Distillery Focus

Kilbeggan's spirits rising

Iorwerth Griffiths looks at the latest developments as Cooley's distilling experiment comes of age
By Iorweth Griffiths
The 19th of March, 2007 was a momentous day in the history of Irish whiskey. A famous old distillery that had been silent distilled again.

That distillery was the Cooley-owned Old Kilbeggan Distillery and now the spirit that was distilled on that day and since is about to become Irish whiskey.

In those three years a lot has happened at Kilbeggan and there are interesting plans afoot for its future.

Firstly, the fabric of the building has been given some TLC. Cooley has employed a stonemason in a full-time capacity to restore and upgrade the stonework without compromising the history that permeates every inch of the place.

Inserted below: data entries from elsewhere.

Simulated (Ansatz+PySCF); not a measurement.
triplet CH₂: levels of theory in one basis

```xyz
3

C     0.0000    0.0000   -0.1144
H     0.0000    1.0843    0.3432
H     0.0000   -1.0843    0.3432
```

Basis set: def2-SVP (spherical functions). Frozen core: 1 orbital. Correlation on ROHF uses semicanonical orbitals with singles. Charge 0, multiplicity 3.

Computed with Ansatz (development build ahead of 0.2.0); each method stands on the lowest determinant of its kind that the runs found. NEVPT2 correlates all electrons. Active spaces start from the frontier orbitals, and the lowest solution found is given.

Changes have also happened on the distilling side. In 2007 the all-malt low wines came from the Cooley Distillery in County Louth and were put through the one still that had been installed at Kilbeggan. The still is probably the oldest operating pot-still in the world.

Curiously shaped by modern standards and having a capacity of 2000 litres, it was built in 1802 by Millar & Sons, Dublin for the old Tullamore Distillery and was used there until the 1890s when its stills were upgraded. It was rescued by Cooley from the silent Tullamore Distillery and refurbished by Forsyth’s in Glasgow. It’s similar in shape to the one used at Kilbeggan in the 1780s and in fact sits in the very same spot.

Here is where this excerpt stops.